The appellants, Marc Holterman and Thomas Tiffin, commenced an action for misfeasance in public office against the respondents, the Attorney General of Canada and Andrew Fish, a Canada Revenue Agency (CRA) investigator. The action was discontinued on consent. After discovering new information, the appellants sought to have the discontinuance set aside. The Court of Appeal heard the appellants’ appeal from the decision dismissing that motion.
The CRA investigated the appellants for fraud on the suspicion that they had underreported their incomes for the years 1995 through 1999. In 2002, Fish swore an Information to Obtain (ITO) in support of an application for search warrants in which he stated that he had reasonable grounds to believe that the appellants were in breach of the Income Tax Act, R.S.C. 1985, c. 1 (5th Supp) (ITA). Following the execution of the search warrants, the appellants were charged with fraud and tax evasion.
The following year, the appellants filed Notices of Objection with the Minister of National Revenue (MNR), challenging the CRA’s conclusion that monies they had received were payments rather than loans and were therefore subject to income tax.
At the appellants’ criminal trial, the trial judge found that the ITO contained misstatements of fact and that Fish had been “intentionally misleading”. He quashed the search warrants and excluded evidence obtained pursuant to their execution. The Court of Appeal allowed the Crown’s appeal from that decision, but did not overturn the trial judge’s finding that Fish had been intentionally misleading.
The appellants commenced a civil action against the respondents for misfeasance in public office, claiming that Fish had intentionally sworn a false ITO with the intent to injure them. The Attorney General was alleged to be vicariously liable for Fish’s actions.
After they had closed their case in the civil trial, the judge alerted the appellants that the onus was on them to prove that the monies they had received were in fact loans and therefore not taxable. The appellants had not led any evidence to establish this. The trial judge had refused to admit Fish’s evidence or accept that the findings at the criminal trial were binding. Faced with this “potentially insurmountable obstacle”, the appellants decided to pursue a discontinuance of the action. The action was discontinued on consent.
In January 2016, around a month after the discontinuance, the appellants received Notices of Reassessment from the MNR in response to the Notices of Objection that they had filed in 2003. The money that was the subject of the investigation had been reassessed as non-taxable. No explanation for this reversal 13 years after the Objection was given.

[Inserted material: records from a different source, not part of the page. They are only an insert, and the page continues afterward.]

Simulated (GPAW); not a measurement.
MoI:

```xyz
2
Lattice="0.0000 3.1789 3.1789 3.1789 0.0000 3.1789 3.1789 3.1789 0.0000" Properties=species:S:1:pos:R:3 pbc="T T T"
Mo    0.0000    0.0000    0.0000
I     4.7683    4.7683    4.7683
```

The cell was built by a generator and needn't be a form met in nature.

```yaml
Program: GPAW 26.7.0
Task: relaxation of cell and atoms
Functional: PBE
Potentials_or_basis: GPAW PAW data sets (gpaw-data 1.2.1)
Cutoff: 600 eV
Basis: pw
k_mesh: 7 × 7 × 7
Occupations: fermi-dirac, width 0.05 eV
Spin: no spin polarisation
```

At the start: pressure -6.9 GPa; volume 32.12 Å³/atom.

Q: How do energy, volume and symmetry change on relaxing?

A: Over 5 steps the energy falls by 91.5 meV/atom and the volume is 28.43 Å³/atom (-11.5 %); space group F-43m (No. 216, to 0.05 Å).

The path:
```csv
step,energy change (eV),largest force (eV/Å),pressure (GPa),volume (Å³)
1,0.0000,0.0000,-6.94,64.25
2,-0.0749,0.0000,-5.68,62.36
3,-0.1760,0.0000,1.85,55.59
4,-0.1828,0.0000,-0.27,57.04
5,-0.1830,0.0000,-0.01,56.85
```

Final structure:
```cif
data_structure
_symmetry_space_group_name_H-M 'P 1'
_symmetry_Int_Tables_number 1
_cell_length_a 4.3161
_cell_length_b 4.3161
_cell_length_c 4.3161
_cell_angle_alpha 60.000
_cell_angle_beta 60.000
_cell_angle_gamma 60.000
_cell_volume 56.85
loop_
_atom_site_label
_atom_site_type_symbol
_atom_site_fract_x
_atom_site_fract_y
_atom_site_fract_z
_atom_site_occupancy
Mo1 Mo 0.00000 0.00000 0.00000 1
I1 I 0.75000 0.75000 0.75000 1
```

The appellants then brought a motion to set aside the discontinuance on the basis of “exceptional circumstances”, arguing that if the reassessments were available at trial, it would have likely changed the result. The appellants took the position that the reassessments proved that Fish had acted in bad faith when he swore in the ITO that he had reason to believe that they had undisclosed taxable income.
The motion judge concluded that the reassessments could not help prove what Fish knew 12 years earlier, at a time before the search warrants were executed, before the CRA investigation was complete, and before the Notices of Objection setting out the appellants’ argument had been received. The motion judge also found that this evidence could have been obtained by the appellants had they exercised proper diligence. He noted that the appellants could have exercised their right of appeal under s. 169 of the ITA to apply for an order vacating or varying the original assessment.
The Court of Appeal dismissed the appeal, holding that the appellants fell far short of meeting the high bar for setting aside a consent discontinuance.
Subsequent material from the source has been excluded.